AUSTIN -- For the first time in history, the Austin City Council has approved a year-round project meant to cut down our risk of wildfires.
The project, called the Wildfire Mitigation Fund, designates nearly $1 million to pay for research and maintenance to remove wildfire “fuels,” otherwise known as brush.
Technically, Austin should be coming out of winter wildfire season and into “spring green up,” however, the on-going drought has created hazardous fire conditions.
“You're still seeing all of the dead fuels that are sitting on top of the spring growth that's starting to come out,” said Chief Thayor Smith with the Austin Fire Department.
Due to high winds and dry conditions, AFD responded to 21 brush and grass fires on Monday alone. The goal of the Wildfire Mitigation Fund is to try and prevent future fires from spreading.

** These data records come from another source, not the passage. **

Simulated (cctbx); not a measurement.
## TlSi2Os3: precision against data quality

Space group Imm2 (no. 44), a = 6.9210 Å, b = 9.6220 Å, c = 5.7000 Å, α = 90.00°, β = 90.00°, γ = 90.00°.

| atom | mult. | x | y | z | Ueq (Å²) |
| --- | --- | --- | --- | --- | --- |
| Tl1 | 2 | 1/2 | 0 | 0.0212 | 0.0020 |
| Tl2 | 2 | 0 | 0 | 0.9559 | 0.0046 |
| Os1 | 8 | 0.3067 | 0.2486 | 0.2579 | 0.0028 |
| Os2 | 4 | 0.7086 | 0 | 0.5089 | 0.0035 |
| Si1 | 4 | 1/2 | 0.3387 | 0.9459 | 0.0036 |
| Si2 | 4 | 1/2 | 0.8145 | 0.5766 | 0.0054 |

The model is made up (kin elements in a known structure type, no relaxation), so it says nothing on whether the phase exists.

“We've got to be proactive, not reactive,” Smith said.
Public Safety Commissioner Michael Levy told KVUE he believes the new Wildfire Mitigation Fund is absolutely critical.
“Unless we get real serious, real fast, we're going to lose 10,000 homes in basically an instant."
Levy said the conditions now are similar to those in Bastrop in 2011.
“Austin has dodged a bullet for years. The Forest Service has said that we're one of the one or two urban areas that are at the highest risk," he said.
The Jester Estates community off 2222 and Highway 360 in Northwest Austin will be one of the first areas addressed by the mitigation fund, because homes there are surrounded by large amounts of brush.
"The worry is that once you get a fire in this type of fuel, it spreads to the cedar trees or the bigger fuels and will really get a fire going,” said Smith.
The fund will allow firefighters to remove dangerous undergrowth before it sparks a disaster.
Crews are expected to begin prescribed burns to get rid of the brush in several demonstration zones by September.